The Central Electricity Regulatory Commission (CERC) has issued an order adopting tariffs for 1200 MW of Inter-State Transmission System (ISTS) connected solar power projects, along with an additional capacity under a “Greenshoe Option.” The petition was filed by NHPC Limited under Section 63 of the Electricity Act, 2003, aiming to support solar capacity addition and help Distribution Companies (DISCOMs) meet their Renewable Purchase Obligations.
NHPC, acting as a Renewable Energy Implementing Agency, initiated the bidding process in October 2024 through an international competitive bidding route. The process included technical evaluations followed by an e-reverse auction conducted in January 2025. Initially, five bidders were selected for a base capacity of 1200 MW. However, Bharat Petroleum Corporation Limited was later disqualified as its 30 MW bid did not meet the minimum requirement of 50 MW. This reduced the final allocated base capacity to 1170 MW.
The final allocation saw Teerth Gopicon Limited securing 70 MW at a tariff of ₹2.43 per kWh, while Hanur Solar Power Private Limited was awarded 200 MW at ₹2.46 per kWh. ReNew Solar Power Private Limited secured 300 MW at ₹2.47 per kWh, and Avaada Energy Private Limited received the largest share of 600 MW at the same tariff of ₹2.47 per kWh. These tariffs reflect competitive pricing discovered through the transparent bidding mechanism.
A key highlight of the tender was the introduction of the “Greenshoe Option,” which allowed additional capacity to be allocated at the lowest discovered tariff of ₹2.43 per kWh. Under this provision, Hanur Solar Power was awarded an extra 400 MW, and ReNew Solar Power received an additional 600 MW. This increased the total approved project capacity to 2170 MW.
During the proceedings, the Commission raised concerns regarding the Greenshoe Option, noting that it is not explicitly mentioned in standard government bidding guidelines. NHPC clarified that although the guidelines do not specifically include such a provision, they also do not prohibit it. The agency explained that this flexibility helps Renewable Energy Implementing Agencies adjust bid capacities to meet annual targets efficiently.
NHPC further highlighted that the discovered tariffs are lower than those approved in similar recent cases, ensuring rate reasonability and providing cost benefits to consumers. The Commission acknowledged this and proceeded with the tariff adoption.

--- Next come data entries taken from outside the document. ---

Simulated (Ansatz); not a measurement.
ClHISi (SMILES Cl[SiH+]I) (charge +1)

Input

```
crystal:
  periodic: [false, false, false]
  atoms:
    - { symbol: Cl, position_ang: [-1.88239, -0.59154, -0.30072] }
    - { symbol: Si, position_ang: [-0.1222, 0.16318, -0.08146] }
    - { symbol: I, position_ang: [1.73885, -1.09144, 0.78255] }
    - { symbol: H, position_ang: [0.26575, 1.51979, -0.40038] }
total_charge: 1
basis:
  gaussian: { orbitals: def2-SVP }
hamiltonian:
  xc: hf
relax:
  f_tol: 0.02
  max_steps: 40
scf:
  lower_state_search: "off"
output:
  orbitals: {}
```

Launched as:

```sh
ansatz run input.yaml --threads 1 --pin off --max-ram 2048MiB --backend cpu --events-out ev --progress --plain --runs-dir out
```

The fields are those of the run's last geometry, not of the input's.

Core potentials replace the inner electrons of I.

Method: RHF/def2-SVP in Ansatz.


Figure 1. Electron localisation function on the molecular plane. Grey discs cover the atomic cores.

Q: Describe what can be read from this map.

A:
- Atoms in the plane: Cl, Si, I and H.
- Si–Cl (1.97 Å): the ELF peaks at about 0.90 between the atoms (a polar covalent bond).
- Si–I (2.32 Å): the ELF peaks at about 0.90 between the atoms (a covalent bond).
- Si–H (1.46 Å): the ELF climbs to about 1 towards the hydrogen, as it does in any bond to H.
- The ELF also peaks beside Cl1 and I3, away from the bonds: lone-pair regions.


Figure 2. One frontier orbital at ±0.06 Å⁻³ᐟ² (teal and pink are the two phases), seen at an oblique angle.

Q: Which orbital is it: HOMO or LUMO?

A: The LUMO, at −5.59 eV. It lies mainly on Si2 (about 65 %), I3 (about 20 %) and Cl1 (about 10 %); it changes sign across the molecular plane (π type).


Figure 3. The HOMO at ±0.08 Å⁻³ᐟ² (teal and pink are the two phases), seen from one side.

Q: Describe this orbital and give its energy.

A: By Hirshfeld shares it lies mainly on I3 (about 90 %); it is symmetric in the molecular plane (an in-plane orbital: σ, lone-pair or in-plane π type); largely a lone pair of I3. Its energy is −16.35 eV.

The order also addressed the trading margin applicable to NHPC. As per the Power Sale Agreements, NHPC is entitled to a trading margin of ₹0.07 per kWh. However, this margin will be reduced to ₹0.02 per kWh if NHPC fails to provide adequate payment security mechanisms, such as an escrow arrangement or a letter of credit, for the benefit of power generators.
The solar power projects awarded under this tender are expected to be commissioned by the financial year 2027-28, contributing significantly to India’s renewable energy targets and strengthening the country’s clean energy transition.